-----------------------------------------------------------
This is an automatically generated e-mail. To reply, visit:
https://reviews.apache.org/r/46434/
-----------------------------------------------------------
(Updated ápr. 22, 2016, 12:42 du)
Review request for Ambari, Alejandro Fernandez, Miklos Gergely, Oliver Szabo,
Sandor Magyari, and Sebastian Toader.
Changes
-------
Review fixes
Bugs: AMBARI-15991
https://issues.apache.org/jira/browse/AMBARI-15991
Repository: ambari
Description
-------
If upgrade process takes longer than expected, DataNode and RegionServer is
reported as failed. It happens because it needs more time to finish update.
The fix for RegionServer checks if the process is running and if it is so, then
it is not considered as a failure.
For DataNode the process is also checked and if it is running then check is
repeated 2 times with 5 minutes wait. I had a limitation here, python scripts
are allowed to run for 20 minutes by default and this checking takes 16 mins (2
minutes initial check, 5 minutes sleep if there is a failure, 2 minutes
regaular check, 5 minutes sleep, 2 minutes final check).

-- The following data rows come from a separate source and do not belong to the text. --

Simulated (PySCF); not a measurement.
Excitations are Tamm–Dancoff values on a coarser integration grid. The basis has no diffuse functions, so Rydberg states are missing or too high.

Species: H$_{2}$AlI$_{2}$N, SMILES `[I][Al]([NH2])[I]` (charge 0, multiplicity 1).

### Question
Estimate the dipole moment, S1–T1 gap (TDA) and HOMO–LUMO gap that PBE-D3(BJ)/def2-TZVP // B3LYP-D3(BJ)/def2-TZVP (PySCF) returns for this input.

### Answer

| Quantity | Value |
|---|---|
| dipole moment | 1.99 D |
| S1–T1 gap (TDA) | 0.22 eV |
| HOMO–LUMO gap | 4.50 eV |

If more time is needed, then default value of *server.task.timeout* and number
of repetition in 5 minutes check should be increased.
Diffs (updated)
-----
ambari-server/src/main/resources/common-services/HBASE/0.96.0.2.0/package/scripts/upgrade.py
01a8156
ambari-server/src/main/resources/common-services/HDFS/2.1.0.2.0/package/scripts/datanode_upgrade.py
8f36001
ambari-server/src/main/resources/common-services/HDFS/2.1.0.2.0/package/scripts/params_linux.py
7ad9f39
ambari-server/src/test/python/stacks/2.0.6/HBASE/test_hbase_regionserver.py
8d187ec
ambari-server/src/test/python/stacks/2.0.6/HDFS/test_datanode.py 78b8171
Diff: https://reviews.apache.org/r/46434/diff/
Testing
-------
I did manual testing on this:
For RegionServer the process check is tested.
For DataNodes I made an intentional exception to see if it keeps waiting. (this
is how I ran into the 20 minutes server task timeout)
----------------------------------------------------------------------
Total run:970
Total errors:0
Total failures:0
OK
Thanks,
Daniel Gergely